17 JUL, 2026
By Greg Clerkson from iM Global Partner

One of the enduring debates in football is whether you build a team around star players or around a system. The 2026 World Cup has not resolved that argument, but it has offered some striking evidence.
Portugal arrived as one of the tournament's most decorated squads. Cristiano Ronaldo, playing his final World Cup, led a side that also included Bruno Fernandes, Bernardo Silva, Rúben Dias, and João Félix; a collective of elite club talent that, on paper, had few rivals. Yet they won just two of their five matches and were eliminated in the round of 16 by Spain, the decisive goal arriving in the 91st minute from a substitute. Fernandes, who had just broken the Premier League assist record with 21 in a single season, managed a single assist across the entire tournament. The coach resigned the following day.

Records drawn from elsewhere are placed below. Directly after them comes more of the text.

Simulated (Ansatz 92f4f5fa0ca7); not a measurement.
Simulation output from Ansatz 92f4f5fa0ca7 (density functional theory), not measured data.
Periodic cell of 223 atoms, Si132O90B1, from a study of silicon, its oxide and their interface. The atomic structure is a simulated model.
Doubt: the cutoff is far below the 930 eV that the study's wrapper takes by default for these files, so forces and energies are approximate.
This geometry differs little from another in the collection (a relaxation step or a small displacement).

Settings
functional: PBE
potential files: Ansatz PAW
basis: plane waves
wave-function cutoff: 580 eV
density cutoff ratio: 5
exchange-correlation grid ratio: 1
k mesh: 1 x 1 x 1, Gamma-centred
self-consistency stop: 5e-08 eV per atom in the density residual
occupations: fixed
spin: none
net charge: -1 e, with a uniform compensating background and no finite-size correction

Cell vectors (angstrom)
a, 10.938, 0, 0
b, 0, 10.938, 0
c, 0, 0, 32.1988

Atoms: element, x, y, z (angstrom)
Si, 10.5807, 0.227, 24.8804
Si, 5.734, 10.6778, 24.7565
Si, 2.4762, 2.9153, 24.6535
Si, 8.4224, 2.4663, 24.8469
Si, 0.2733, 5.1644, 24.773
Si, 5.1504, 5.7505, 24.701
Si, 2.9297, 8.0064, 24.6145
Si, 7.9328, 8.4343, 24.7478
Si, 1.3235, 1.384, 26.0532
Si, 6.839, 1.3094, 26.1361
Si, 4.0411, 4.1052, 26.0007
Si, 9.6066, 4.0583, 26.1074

France told a similar story, and it is the more instructive one given that many considered Les Bleus the pre-tournament favourites. Kylian Mbappé arrived having broken France's all-time scoring record, leading a squad that included Ousmane Dembélé, Marcus Thuram, William Saliba, and a deep supporting cast of elite club talent across every position. Mbappé delivered, scoring 8 goals. Yet Les Bleus were beaten 2-0 by Spain in the semi-finals, their individual talent unable to disrupt a coherent collective side.
The pattern is not new. Football's history is littered with sides assembled from the world's finest individual talent that fell short. England and Belgium’s golden generations were consistently ranked among the world's best without winning a single major tournament.
Spain's route to the final tells a different story. They eliminated Portugal, France, and Belgium without a single Real Madrid player in the squad, reportedly a first. Their possession-based style, anchored by Rodri in midfield, combined technical excellence with tactical flexibility built over years. Lamine Yamal provides some cutting edge, but the system creates the chances, not one individual.
In the defeat of Portugal, it was a substitute, Mikel Merino, combining with another substitute, Ferrán Torres, who delivered the decisive goal in injury time. The winning contribution came from the system, not from any one name.
This is a meaningful distinction. Spain's talent is organised around a philosophy that makes the collective more resilient than any individual within it.
Investors face a version of this tension in every portfolio construction decision. The temptation of the "star player" approach is understandable: if a handful of names have driven the majority of returns, why dilute exposure to them?
The S&P 500 has shown this clearly, the ‘Magnificent Seven’ accounting for a disproportionate share of the index's gains through the early 2020s. Portfolios that concentrated heavily in those names delivered exceptional returns during a favourable environment and experienced significant drawdowns when conditions turned. Concentration risk is the investment equivalent of building a team around a 41-year-old striker and hoping the system can compensate.
The systemic approach operates on differently: building resilience through diversification across uncorrelated return sources, no single position or market regime determines the outcome. When one component underperforms, others compensate. The whole is more durable than any part.
Which brings us to Sunday's final at MetLife Stadium.
Argentina is, in important respects, a star-player team. Messi, now 38, has scored 8 goals and contributed 4 assists in this tournament; his two assists against England in the semi-final turned a 0-1 deficit into a 2-1 victory. The supporting cast are quality players, but they do not carry the individual weight or reputation of a Mbappé, Ronaldo or Fernandes. Argentina has reached the final, quite simply, because Messi has been extraordinary.
The investment parallel holds here too. Concentration in a single exceptional holding can deliver remarkable returns; to dismiss it entirely would ignore the evidence. The question is not whether concentrated positions can outperform, but whether the portfolio is built to function when they don’t.
That tension is precisely what makes Sunday so compelling. Spain, the system, against Argentina, a side whose route to the final runs through one player in his final tournament. The outcome will not settle the debate; football, like investing, rarely produces clean conclusions. But it will add another chapter to an argument that investors would do well to follow closely.